Figure 14-19. Request-reply message processing

There are two primary techniques for implementing request-reply messaging. The first (and most common) technique is to use a correlation ID contained in the message header. A correlation ID is a field in the reply message that is usually set to the message ID of the original request message. This technique, as illustrated in Figure 14-20, works as follows, with the message ID indicated with ID, and the correlation ID indicated with CID:

1. The event producer sends a message to the request queue and records the unique message ID (in this case ID 124). Notice that the correlation ID (CID) in this case is null.

2. The event producer now does a blocking wait on the reply queue with a message filter (also called a message selector), where the correlation ID in the message header equals the original message ID (in this case 124). Notice there are two messages in the reply queue: message ID 855 with correlation ID 120, and message ID 856 with correlation ID 122. Neither of these messages will be picked up because the correlation ID does not match what the event consumer is looking for (CID 124).

3. The event consumer receives the message (ID 124) and processes the request.

4. The event consumer creates the reply message containing the response and sets the correlation ID (CID) in the message header to the original message ID (124).

5. The event consumer sends the new message (ID 857) to the reply queue.

6. The event producer receives the message because the correlation ID (124) matches the message selector from step 2.

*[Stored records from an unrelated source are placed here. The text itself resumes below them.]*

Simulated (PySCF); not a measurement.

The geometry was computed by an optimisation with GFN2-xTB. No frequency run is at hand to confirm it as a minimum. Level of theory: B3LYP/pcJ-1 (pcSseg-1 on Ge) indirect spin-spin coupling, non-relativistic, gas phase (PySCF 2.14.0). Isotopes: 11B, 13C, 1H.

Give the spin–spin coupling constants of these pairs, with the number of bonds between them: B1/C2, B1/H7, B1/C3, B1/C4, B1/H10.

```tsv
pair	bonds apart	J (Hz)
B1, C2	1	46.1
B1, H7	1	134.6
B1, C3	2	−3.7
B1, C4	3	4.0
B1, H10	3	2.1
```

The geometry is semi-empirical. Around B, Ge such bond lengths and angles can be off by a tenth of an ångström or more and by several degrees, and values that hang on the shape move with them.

Figure 14-20. Request-reply message processing using a correlation ID

The other technique used to implement request-reply messaging is to use a temporary queue for the reply queue. A temporary queue is dedicated to the specific request, created when the request is made and deleted when the request ends. This technique, as illustrated in Figure 14-21, does not require a correlation ID because the temporary queue is a dedicated queue only known to the event producer for the specific request. The temporary queue technique works as follows:

1. The event producer creates a temporary queue (or one is automatically created, depending on the message broker) and sends a message to the request queue, passing the name of the temporary queue in the reply-to header (or some other agreed-upon custom attribute in the message header).

2. The event producer does a blocking wait on the temporary reply queue. No message selector is needed because any message sent to this queue belongs solely to the event producer that originally sent to the message.

3. The event consumer receives the message, processes the request, and sends a response message to the reply queue named in the reply-to header.

4. The event processor receives the message and deletes the temporary queue.

Figure 14-21. Request-reply message processing using a temporary queue

While the temporary queue technique is much simpler, the message broker must create a temporary queue for each request made and then delete it immediately afterward. Large messaging volumes can significantly slow down the message broker and impact overall performance and responsiveness. For this reason we usually recommend using the correlation ID technique.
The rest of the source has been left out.